As customers value the experiential aspect of brands more than ever before, forward-thinking companies are reaching their customers in new and interesting ways. Recently I met a Savile Row tailoring company who are doing things a little bit differently to others...
On my recent visit to Henry Herbert (HH) tailors, I had the pleasure of meeting William, who kindly invited me to the Grays Inn Workshop to discuss the fascinating world of Henry Herbert tailoring over a cup of tea. Despite not meeting the founder of Henry Herbert Charlie Baker-Collingwood on this occasion, it is clear that he is very entrepreneurial with a lot of creative ideas to bring a fresh perspective to the traditional tailoring industry. Charlie set up Henry Herbert around seven years ago, and all HH bespoke suits, shirts and other garments are handcrafted in the workshop using only the finest fabrics sourced from mills in England and Scotland.

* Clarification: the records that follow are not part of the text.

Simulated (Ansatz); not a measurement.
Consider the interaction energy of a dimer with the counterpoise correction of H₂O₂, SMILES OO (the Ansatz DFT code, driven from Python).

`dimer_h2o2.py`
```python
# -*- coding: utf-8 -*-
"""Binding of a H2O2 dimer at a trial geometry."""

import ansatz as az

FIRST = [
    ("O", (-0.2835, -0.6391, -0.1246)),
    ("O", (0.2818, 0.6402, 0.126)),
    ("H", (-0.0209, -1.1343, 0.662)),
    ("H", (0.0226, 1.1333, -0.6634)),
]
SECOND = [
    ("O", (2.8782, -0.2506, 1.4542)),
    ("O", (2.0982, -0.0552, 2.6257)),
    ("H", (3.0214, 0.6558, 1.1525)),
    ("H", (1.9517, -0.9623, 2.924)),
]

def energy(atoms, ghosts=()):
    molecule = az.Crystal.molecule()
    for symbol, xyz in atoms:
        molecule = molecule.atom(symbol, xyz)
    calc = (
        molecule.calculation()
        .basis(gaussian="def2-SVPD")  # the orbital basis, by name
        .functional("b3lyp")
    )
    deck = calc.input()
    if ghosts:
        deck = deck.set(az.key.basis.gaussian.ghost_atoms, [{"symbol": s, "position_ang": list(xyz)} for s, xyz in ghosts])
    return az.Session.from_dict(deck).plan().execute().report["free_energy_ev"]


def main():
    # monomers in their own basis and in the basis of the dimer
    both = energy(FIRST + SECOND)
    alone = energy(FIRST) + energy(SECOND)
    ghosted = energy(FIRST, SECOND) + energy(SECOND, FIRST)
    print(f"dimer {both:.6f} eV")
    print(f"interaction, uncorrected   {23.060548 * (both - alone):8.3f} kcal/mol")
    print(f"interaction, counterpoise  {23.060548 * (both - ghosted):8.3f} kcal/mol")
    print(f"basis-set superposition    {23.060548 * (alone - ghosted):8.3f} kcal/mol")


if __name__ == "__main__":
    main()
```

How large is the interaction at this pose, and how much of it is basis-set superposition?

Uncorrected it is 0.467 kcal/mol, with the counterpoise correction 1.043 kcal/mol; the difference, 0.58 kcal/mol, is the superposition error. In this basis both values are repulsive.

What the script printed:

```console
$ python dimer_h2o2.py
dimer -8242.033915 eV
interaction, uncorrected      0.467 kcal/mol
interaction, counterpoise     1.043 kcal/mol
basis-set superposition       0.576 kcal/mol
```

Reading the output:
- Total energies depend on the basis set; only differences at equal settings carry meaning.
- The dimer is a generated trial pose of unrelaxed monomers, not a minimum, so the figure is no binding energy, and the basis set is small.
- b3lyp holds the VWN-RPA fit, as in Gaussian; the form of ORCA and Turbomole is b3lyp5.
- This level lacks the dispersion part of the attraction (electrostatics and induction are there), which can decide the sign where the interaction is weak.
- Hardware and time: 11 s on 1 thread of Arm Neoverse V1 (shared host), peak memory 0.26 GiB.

|Image Credit: Henry Herbert|
However, there is an interesting twist.
Customers are welcome to visit Charlie and William at either of their central London studios, but HH also have a very unique approach to visiting customers wherever and whenever is most convenient for them...Watch the short film below to see how HH tailors travel around London to meet clients on custom built Vespa scooters!
The Savile Row by Scooter Service offered by Henry Herbert is a lot of fun for customers (and for Charlie and William, too, I’m sure) and less stuffy than some people may expect Savile Row to be. With each of the Vespa's conveniently custom built to have fabric on board, William and Charlie have made their service more accessible to people without losing any of the traditional tailoring quality for which Savile Row is renowned. A well dressed man hops off a Vespa and appears at your door, you choose the fabric, cut, length and feel, then a few weeks later, a beautiful garment appears on your doorstep. Now that's what I call outstanding customer service!
|Image Credit: The Holborn Magazine|
The character of Henry Herbert himself was once master of the royal wardrobe to both King Charles I and King Charles II, and his name has been resurrected by Charlie in order to continue the tradition of fine English tailoring, in an affordable, personable and non-intimidating way. On visiting HH at Grays Inn Road, I couldn’t help but admire the wonderful illustrations of Henry Herbert, which were sketched on the walls of the workshop using approximately 30 marker pens. I also noticed one of artist Hormazd Narielwalla’s Dead Man’s Pattern skulls displayed in the workshop, and it is these quirky touches, along with the friendly and involving nature of the company, that ensure a visit to HH is always a welcoming and enjoyable experience.
|Image Credit: Henry Herbert|
Henry Herbert caters to a very broad range of clients, yet as a younger business with a youthful team, it is fantastic to see the company attracting a wealth of younger customers with their unique tailoring services. During my conversation with William, I met a very satisfied HH customer attending the final fitting of a new bespoke suit to celebrate his graduation, and he expressed his pleasure in being able to invest in an exquisitely crafted bespoke suit from a slightly more contemporary tailor.
So what next for Henry Herbert? Well, I read in Drapers that a HH tailor currently visits New York once a month to pick up orders, and with growing interest overseas, it looks as if HH Vespa's may become a familiar sight on the streets of New York.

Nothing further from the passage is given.